This is sweet...image-matching is one of those functions that external services do extremely well for the consumer -- e.g. Google Image Search and TinEye -- but not for those who need to have such a service in a private domain, such as an in-house photo library...I've used pHash for comparisons, and have a decent idea of how to build my own classifiers...but pretty much no idea how to do it efficiently and in a structured way to do reverse-image matching.
You might want to look at Morelikethis queries to boost performance. I worked on a proprietary version of this and at the time Lucene performance dropped off nearly linearly with the number of query terms.
We used MoreLikeThis to reduce our queries count to the 30-40 most statistically interesting terms. The one hiccup being an issue in Lucene [1] where the term cache wasn't operating properly. We just added our own image query term cache and a custom MLT query to leverage it, which gave us a 10x speed bump over any other methods we tried.
The interestingness of the terms is assessed on a per-term basis though, so you might see a relevence drop for some types of image if you set MoreLikeThis to use too few terms.
Thank you for the suggestion. I actually did try restricting the terms by measuring correlation between columns -- the idea being that more discriminating terms should be searched first. This did result in modest speedups.
Fortunately or unfortunately, we were already achieving pretty good speed with Elasticsearch so we didn't implement it. However, it didn't occur to me to try a MoreLikeThis query, which should be even simpler -- I will look into it!
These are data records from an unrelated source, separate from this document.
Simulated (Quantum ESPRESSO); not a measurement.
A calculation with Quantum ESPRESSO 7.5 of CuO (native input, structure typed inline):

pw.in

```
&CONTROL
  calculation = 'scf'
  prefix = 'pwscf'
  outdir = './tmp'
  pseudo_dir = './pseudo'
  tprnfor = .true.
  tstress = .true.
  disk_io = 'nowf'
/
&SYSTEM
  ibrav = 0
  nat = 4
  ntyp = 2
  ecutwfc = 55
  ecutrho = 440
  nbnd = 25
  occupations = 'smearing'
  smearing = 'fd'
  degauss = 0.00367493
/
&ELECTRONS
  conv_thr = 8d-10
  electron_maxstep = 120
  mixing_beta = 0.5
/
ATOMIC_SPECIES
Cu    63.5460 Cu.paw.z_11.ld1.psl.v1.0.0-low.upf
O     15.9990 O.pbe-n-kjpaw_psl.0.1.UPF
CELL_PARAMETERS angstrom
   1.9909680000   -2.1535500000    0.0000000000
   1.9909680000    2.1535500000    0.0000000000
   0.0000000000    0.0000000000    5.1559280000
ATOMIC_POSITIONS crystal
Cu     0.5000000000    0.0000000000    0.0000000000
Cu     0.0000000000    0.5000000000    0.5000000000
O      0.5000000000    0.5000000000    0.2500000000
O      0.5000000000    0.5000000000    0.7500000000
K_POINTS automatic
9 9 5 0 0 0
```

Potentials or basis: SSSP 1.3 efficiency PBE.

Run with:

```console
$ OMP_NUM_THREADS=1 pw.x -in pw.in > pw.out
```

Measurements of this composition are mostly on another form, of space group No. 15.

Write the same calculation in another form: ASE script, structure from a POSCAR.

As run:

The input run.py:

Cool. Impressive project by the way; I forgot to say that before.
I tried something similar; but with a different approach. I tried creating compound words, a bit like n-grams. I didn't get it working as that was a side-project and I couldn't commit enough time.
Last time I looked into doing some content based image matching in nodejs the best I could find was a node-phash fork that was difficult to get working on osx.
It appears that since your comment was posted the original repo's README was updated with a notice stating it was no longer maintained and that OP's linked repo is actually the correct one.
Hey, author here. We were using the code internally and it was kind of a mess so I fixed it up under my own repository before forking it into ascribe's repository.
FWIW, John Resig uses pastec for his work:
http://ejohn.org/blog/image-similarity-search-wanted/
http://ryanfb.github.io/etc/2015/11/03/finding_near-matches_...